Straight Outta Parma

Cellbound makes music for the mosh pit

Cellbound Skullbong Bash 7:30 p.m. Friday, June 19 Peabody's 2045 E. 21st St. 216.776.9999 Tickets: $5 advance, $6 at the door

If you saw the six members of Cleveland metal band Cellbound hanging out at the Dirty Dog, a blue-collar corner bar just outside Parma's city limits, you'd probably tab them for another bunch of Parma metalheads who'd been playing in bands together since high school. Dressed in leather jackets and Metallica T-shirts, they're making jokes about their mascot skull beer bong, which they've brought along, and finishing each other's sentences as they talk about their debut CD, Fallen Angels of the Sui Caedere, which they'll celebrate with an official CD-release show at Peabody's on Friday.

The slashing music on that disc — with its spiraling lead guitars, aggressive rhythmic stomp and perfectly meshed male/female lead vocals (a sound they self-describe as "Pantera meets Lacuna Coil") — adds to the impression that they're lifelong friends. But, in reality, they all met via the Internet and come from all over Northeastern Ohio; no one knew anyone else prior to joining Cellbound. Drummer Todd Alley and guitarist Dave Borowske weren't expecting a woman — the tall, forceful, vivacious Chris E. — to show up to audition when they advertised for a singer back in 2007, but, says Alley, "She came in and blew me away."

Later that year, guitarist Shaun Vanek, singer Tom Herttna and bassist Greg Baise completed the lineup. Baise, who, like Herttna is from rural Geauga County, remembers, "I was sitting on the couch watching the Discovery Channel when Chris called me. They saw my ad on the Internet and said come to practice. At that first practice, I felt this great energy and it didn't take me too long before I realized, I hope they invite me back."

"The sound changed once we added Shawn, Tom and Greg," says Alley. "Shaun's playing is freakishly good. Halfway through the first practice, he knew all the songs. We had to step it up to the next level. At our first show I realized — this is the group."

That show took place at the Beachland, opening for Ringworm. Perhaps as a weird omen, Dennis Kucinich was there.

"As soon as we started the first song, these guys went crazy," says Alley. "It was like a mosh pit onstage."

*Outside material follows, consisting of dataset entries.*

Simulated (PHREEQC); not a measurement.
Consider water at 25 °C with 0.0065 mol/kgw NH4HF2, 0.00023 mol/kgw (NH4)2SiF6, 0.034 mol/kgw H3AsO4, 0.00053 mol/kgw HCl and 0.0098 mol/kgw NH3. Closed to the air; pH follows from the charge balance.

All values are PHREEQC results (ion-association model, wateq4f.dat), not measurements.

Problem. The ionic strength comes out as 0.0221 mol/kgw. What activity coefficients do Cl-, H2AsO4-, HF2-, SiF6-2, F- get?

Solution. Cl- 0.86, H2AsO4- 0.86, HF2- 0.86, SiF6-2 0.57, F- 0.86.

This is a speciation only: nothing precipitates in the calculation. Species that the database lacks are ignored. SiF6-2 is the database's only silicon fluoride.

"I had a black eye and pulled Tom's hair out with my guitar," adds Baise."There's an injury every show," says Chris. "Tom's head was bleeding. Some people who had been with us from the get-go and had seen us through all the changes said it was perfect."

The band went in last summer to record its CD, following up an EP made with an earlier lineup.

"Things flowed really well in the studio, even though most of the material was written prior to us being in the band," says Vanek. "Everyone added their own personality to it."

They had the CD in hand by their Halloween show but decided to wait until spring to officially release it to avoid potential blizzards. Instead, the closing of the Jigsaw derailed their scheduled April show. But they aren't sitting back and waiting for things to happen. They've been writing new material (at their release show, they'll play a new song, "Stolen Silence," which showcases how they use dual lead vocalists to present two characters with different points of view) and playing as many gigs as they can. This summer, they're booked at everything from a metalfest outside Chicago to an acoustic in-store gig at the Strongsville Hot Topic. And, as much as they have the Internet to thank for their existence, they don't believe in the long-distance approach to promoting a band.

"We try to get out and meet people, not sit at the bar," says Chris. "You can be on the computer, you can be on MySpace, but if you're not out there creating an environment onstage and meeting people, it's not going to happen."